Code coverage as a target
Jan 24 2023
Tracking code coverage has been very popular for a while now, and it’s been fairly commonplace to shoot for 80% or even 100% code coverage. However, people have also been criticizing this metric a lot. So let’s try to figure it out together! Let’s see what kind of decisions code coverage pushes us towards if we use it as a target, and what might be some alternatives to it.
When people say “code coverage”, what they most often mean is line coverage - the percentage of lines in your code that has been executed. This is a popular metric, and there exist plenty of tools for calculating it. IntelliJ IDEA even has a bundled plugin for that. If you’re writing in Java, you could use JaCoCo; or if Python is your thing - go for Coverage dot py.
Here’s the problem with code coverage. A high percentage only tells us that things may or may not be alright. You’ve executed your code once, great. But considering the variability of inputs and all the possible integrations your code might have, this is a weak guarantee that your tests will find bugs present in the code.

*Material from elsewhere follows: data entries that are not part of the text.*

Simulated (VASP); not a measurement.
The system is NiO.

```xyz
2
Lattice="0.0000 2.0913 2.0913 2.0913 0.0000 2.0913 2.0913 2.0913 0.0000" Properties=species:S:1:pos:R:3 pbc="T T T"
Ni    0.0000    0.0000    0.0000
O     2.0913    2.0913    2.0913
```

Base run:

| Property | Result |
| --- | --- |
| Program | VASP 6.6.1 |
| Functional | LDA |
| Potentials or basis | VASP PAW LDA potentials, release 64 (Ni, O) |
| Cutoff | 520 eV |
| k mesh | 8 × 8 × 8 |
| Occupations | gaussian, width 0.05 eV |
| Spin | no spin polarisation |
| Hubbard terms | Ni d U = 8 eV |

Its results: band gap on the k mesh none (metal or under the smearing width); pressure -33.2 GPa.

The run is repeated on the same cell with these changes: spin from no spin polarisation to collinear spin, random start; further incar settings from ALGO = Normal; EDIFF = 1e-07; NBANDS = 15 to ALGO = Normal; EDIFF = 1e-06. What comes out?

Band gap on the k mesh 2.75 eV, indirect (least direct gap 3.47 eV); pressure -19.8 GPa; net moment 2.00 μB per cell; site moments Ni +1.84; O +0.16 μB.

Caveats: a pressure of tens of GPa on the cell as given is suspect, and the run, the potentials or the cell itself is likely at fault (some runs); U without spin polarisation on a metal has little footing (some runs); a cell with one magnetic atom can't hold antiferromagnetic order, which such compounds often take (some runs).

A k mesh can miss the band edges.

The argument often follows that, yes, high coverage doesn’t mean things are good, but low coverage does tell us that things are bad. However, even that isn’t necessarily true. An even bigger problem with code coverage is that it treats all code as uniform. If, for the sake of argument, your tests cover mostly getters and setters, 30% code coverage is pretty much the same as zero; on the other hand, if you are under time constraints and your tests cover essential code that could cause the most severe damage - 30% might actually be enough.
Of course, having enough tests to execute code at least once on demand is nice - it might prevent a few particularly embarrassing failures. But what do we get if we’re actually using code coverage as a target? Because this metric is indiscriminate, it pushes us to write simplistic tests for everything - tests that might be superfluous in some cases and far too weak in others. And even simplistic tests might be very costly to set up, especially if we’re talking about UI tests. Further, maintaining tests isn’t free - as your code changes, tests have to change as well. So you get a bloated test base that is expensive to run and maintain. This is a very real problem, and cutting down the number of tests requires you to prioritize - something that code coverage doesn’t allow you to do.
So, what alternatives do exist for code coverage?
Branch coverage calculates the percentage of all possible conditional branches that have been tested by your code. It is also a popular metric today - IntelliJ IDEA, JaCoCo and Coverage dot py can all measure branch coverage in addition to line coverage. Branch coverage partially takes care of one of the problems mentioned with line coverage - it gives a stronger (although still not complete) guarantee that you’ve found all present bugs. But the main problem still remains: branch coverage is just as indiscriminate toward the code as line coverage.
If we want a deeper metric, we have to start from a completely different place: not the code but user needs. Software is written based on requirements or user stories. These can be specified in e. g. Jira and tracked in TestRail. And we can calculate the percentage that is covered by tests. We’ve already written about a case of using requirement coverage as a quality gate. With requirement coverage, gathering data is somewhat trickier than with code coverage, but once you’ve hit your mark you’ve got much more certainty that your tests provide value. More importantly, it pushes you toward testing things that make your code useful, not just lines of code.
This is a somewhat higher-level version of requirement coverage (since features can combine several requirements). You can view feature coverage in Allure TestOps. In dashboards, there is an excellent widget called Tree Map:
It is an excellent visualization of different types of coverage, including feature coverage. It doesn’t just show you what is covered and what isn’t; it gives you a representation of how your tests are spread among epics, features, stories, or suites. It differentiates between automated tests and manual tests. Also, each of the rectangles is interactive - if, for instance, you’re on “epic” level, you can click on one rectangle to drill down to the features inside that epic:
Here, you've got an excellent representation of how your testing efforts are distributed. This approach solves precisely the problem we’ve talked about before: you can prioritize areas of your product that are the most critical for the user.
Not all requirements are equal, and time and hardware are always constrained. Some people advise to take a step further: assign risks to each of your requirements or features and then calculate risk coverage. This will tell you how much you are testing things that affect users the most.
For a startup, this might be overcomplicating things. But once you’ve grown large enough and your product has accumulated enough features, risks are really the only thing you care about. On enterprise level, the stakes are much higher, and there are some features whose failure is disastrous. Other ones are secondary and might be used by just a few customers. Calculating and assigning risks adds another level of complexity for the metric, but at a certain stage, it might be worth it.
Our main problem with code coverage is that it doesn’t tell you where to prioritize your testing effort. It just tells you to test everything, once. We don’t believe that testing is it’s own reward; we root for an approach where the goal of QA is to maximize value that we provide to users by testing. Requirement coverage, feature coverage and risk coverage help us do precisely that.